Shapiro, professor of English and comparative literature at Columbia University, was awarded the 25,000-pound ($31,000) prize at a celebratory dinner in Edinburgh, Scotland.
Shapiro said it was “extraordinarily gratifying” that the book is still read and recommended, almost 20 years after it was first published.
“I hated Shakespeare in high school,” said Shapiro, now regarded as one of America’s leading Shakespearean scholars. “(I) wanted to write a book for people who, like me, didn’t necessarily get what this writer and his books were about.
“I think that’s one of the reasons why this book still has legs.”
The nonfiction award — launched in 1999 and known until 2015 as the Samuel Johnson Prize — celebrates English-language books from any country in the fields of current affairs, history, politics, science, sport, travel, biography, autobiography and the arts. It has been credited with bringing an eclectic slate of fact-based books to a wider audience.
Shapiro’s book, which won the prize in 2006, explores Shakespeare’s life in teeming Tudor London in the year he turned 35, completed “Henry V,” wrote “Julius Caesar” and “As You Like It” and produced the first draft of “Hamlet,” widely regarded as his greatest play.
“The book is really about how Shakespeare became Shakespeare,” Shapiro told The Associated Press.
The author has said that winning the original award in 2006 changed his life, by giving him the chance to work with theater troupes including the Royal Shakespeare Company, which in turn changed his understanding of Shakespeare.
“Actors care about Shakespeare probably more than anyone else does, and they love the book,” Shapiro said. “And that is always one of the great rewarding thigs for me.
“You’re talking to a very lucky writer whose book found him as much as he found the book.”
Author and academic Sarah Churchwell, one of the four prize judges, said Shapiro’s book “does so many things remarkably well.”
It’s “a biography of one of the greatest writers who ever lived, about whom we know almost nothing,” she said, and “a biography of the mind of a genius at work.”
Churchwell said the judges “felt it was important the book that won showed what creative nonfiction can do.”

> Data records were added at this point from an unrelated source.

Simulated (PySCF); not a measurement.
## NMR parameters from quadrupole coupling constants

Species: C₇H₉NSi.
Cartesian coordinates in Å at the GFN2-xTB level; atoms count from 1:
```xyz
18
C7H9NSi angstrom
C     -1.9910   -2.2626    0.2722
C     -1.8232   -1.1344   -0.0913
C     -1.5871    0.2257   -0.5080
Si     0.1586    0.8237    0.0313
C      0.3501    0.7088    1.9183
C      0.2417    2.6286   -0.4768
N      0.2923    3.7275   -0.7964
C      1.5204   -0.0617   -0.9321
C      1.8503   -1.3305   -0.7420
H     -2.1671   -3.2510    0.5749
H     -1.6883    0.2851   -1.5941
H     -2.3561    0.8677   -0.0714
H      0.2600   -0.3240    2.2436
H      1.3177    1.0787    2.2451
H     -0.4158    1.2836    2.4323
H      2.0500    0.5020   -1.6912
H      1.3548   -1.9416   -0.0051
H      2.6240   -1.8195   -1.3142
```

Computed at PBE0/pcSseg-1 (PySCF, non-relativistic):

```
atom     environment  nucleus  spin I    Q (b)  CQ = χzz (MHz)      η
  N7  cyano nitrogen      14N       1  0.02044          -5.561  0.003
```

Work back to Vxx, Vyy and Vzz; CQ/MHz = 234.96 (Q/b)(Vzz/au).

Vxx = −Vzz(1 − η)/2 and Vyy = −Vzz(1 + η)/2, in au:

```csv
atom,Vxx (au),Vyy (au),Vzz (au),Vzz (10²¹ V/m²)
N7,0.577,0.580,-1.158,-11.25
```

“1599” beat five other books, including British writer Craig Brown’s “One Two Three Four: The Beatles in Time,” Canadian author Wade Davis’ mountaineering odyssey “Into the Silence” and Canadian Margaret MacMillan’s history of the post-World War I peace talks, “Paris 1919.”
The two other finalists were American: Barbara Demick, for “Nothing to Envy: Real Lives in North Korea,” and Patrick Radden Keefe for opioid expose “Empire of Pain: The Secret History of the Sackler Dynasty.”